Abe courts Obama support

US President Barack Obama (right) converses with visiting Japanese Prime Minister Shinzo Abe after their formal meeting on security and economic issues at the White House on Friday. Jewel Samad / Agence France-Presse

Abe landed in Washington on Thursday and met Obama and other officials on Friday, seeking a clear statement of support from US leaders in the territorial dispute in the East China Sea.

While meeting the press after discussing a range of security issues with Abe in the Oval Office on Friday morning, Obama did not even mention China or the tension over the disputed islands. Instead, he only expressed the importance of a US-Japanese alliance.

"Japan is one of our closest allies and the US-Japan alliance is the central foundation for our regional security and for much what we do in the Asia-Pacific region," Obama said.

After Abe, the fifth Japanese prime minister in office since Obama became president in 2009, answered the question from a Japanese reporter about the islands, Obama declined to elaborate on the issue but signaled an end to the press briefing.

Zhou Yongsheng, a professor of Japanese studies at China Foreign Affairs University in Beijing, said Abe "has not harvested" what he had wanted from the meeting.

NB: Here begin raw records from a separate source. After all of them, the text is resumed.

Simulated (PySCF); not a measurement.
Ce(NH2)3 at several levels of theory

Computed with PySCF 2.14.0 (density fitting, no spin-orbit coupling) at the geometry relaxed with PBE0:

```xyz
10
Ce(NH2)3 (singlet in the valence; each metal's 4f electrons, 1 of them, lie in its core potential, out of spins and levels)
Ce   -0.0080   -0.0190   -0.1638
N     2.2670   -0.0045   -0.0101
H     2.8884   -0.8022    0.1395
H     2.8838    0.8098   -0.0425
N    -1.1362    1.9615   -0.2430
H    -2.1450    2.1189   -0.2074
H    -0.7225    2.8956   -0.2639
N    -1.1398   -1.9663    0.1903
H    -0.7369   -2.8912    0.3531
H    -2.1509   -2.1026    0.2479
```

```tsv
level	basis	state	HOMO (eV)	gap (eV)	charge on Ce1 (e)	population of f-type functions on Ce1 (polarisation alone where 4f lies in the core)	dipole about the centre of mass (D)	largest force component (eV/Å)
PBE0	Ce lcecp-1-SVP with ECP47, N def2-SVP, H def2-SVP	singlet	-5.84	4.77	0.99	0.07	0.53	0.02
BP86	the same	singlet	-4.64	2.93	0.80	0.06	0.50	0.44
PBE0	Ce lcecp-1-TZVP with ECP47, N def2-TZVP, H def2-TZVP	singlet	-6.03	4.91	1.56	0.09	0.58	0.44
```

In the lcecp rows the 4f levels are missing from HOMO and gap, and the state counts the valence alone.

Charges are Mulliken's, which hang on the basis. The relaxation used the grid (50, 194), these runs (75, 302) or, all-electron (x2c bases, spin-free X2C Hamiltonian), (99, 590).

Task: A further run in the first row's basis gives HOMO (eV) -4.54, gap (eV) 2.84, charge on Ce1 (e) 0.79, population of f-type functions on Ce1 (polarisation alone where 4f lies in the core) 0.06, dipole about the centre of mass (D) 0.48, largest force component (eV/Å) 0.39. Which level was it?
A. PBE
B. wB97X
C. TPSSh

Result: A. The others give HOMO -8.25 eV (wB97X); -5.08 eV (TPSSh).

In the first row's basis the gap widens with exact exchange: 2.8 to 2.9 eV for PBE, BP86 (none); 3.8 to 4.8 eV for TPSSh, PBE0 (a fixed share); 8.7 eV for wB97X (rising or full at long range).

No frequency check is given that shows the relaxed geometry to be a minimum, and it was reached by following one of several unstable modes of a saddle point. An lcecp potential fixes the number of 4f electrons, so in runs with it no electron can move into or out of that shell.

"Washington is still in a holding pattern and sitting tight in this regard, and its call for Tokyo to calmly respond to the islands situation has shown its desire not to further escalate the feud," Zhou said.

The joint statement by the US and Japan, released by the White House, only mentioned the issue of Japan's participation in the Trans-Pacific Partnership, a free-trade pact Tokyo would like to join.

Japan's Kyodo News Agency, describing the gist of the Obama-Abe talks, said only that Abe and Obama agreed to "seek peace, stability in the East China Sea".

The US-Japan summit came a day after China expressed strong dissatisfaction over Abe's remarks on China, made in an interview with the Washington Post before he embarked on the US trip. Japanese officials said later that the Post story, in which Abe was quoted as saying that the Chinese Communist Party had a "deeply ingrained" need to spar with Japan and other Asian neighbors over territory, was "misleading" and misunderstood.

Tao Wenzhao, a senior expert on US studies at the Chinese Academy of Social Sciences, said Tokyo is now apparently seeking more support from Washington in regard to the Diaoyu Islands dispute as the standoff with Beijing lingers.

However, "the US has shown a self-contradictory stance on the dispute," Tao said. Washington has said it does not take a position on the dispute while also saying the islands fall within the scope of a 1960 US-Japan mutual security treaty, he noted.

The Obama administration has been careful over official statements after the Chinese government protested a statement last month by then-Secretary of State Hillary Clinton when she expressed opposition to "any unilateral actions that would seek to undermine Japanese administration" over the islands.

Jonathan Pollack, a senior fellow and director of the John L. Thornton China Center at Brookings Institution, said he does not think that Obama wants to do anything to aggravate the situation.

"He (Obama) understands what he said will be followed very closely not just by China, but by others as well," said Pollack.

"He wants to reaffirm his interest to see tension reduced, find a way the two sides can deal with each other face-to-face in a realistic way. I don't think he is trying to intervene in this. The last thing the US wants or needs is a new confrontation or conflict there," he said.

Abe said he told Obama that Tokyo would handle the islands issue "in a calm manner".

While giving a speech "Japan Is Back" at the Center for Strategic and International Studies Friday afternoon, Abe said: "No nation should make any miscalculation about firmness of our resolve. No one should ever doubt the robustness of the Japan-US alliance."

However, Abe added that he has absolutely no intention to deepen the dispute.

While their talks focused on security and the alliance, Obama and Abe also discussed economic and trade issues, including the potential for Japan to join the Trans-Pacific Partnership, a free-trade agreement that does not include China and India.

Japan's intention to join TPP has been strongly opposed by its politically powerful farmers, especially rice producers, who believe removing tariffs will destroy their industry.

Meanwhile, many US manufacturers, such as the auto industry, continue to push for Japan to open its market further and refrain from weakening the yen, an important element of the so-called "Abenomics", a set of economic policies put forward by Abe.

Relations between the US and Japan were strained under the previous Japanese Democratic Party government amid a row over the relocation of a US military base at Okinawa.

Abe initially requested a visit to the United States in January, but was rejected by the White House, citing Obama's busy agenda with the inauguration and the State of the Union address. The trip was later scheduled for February.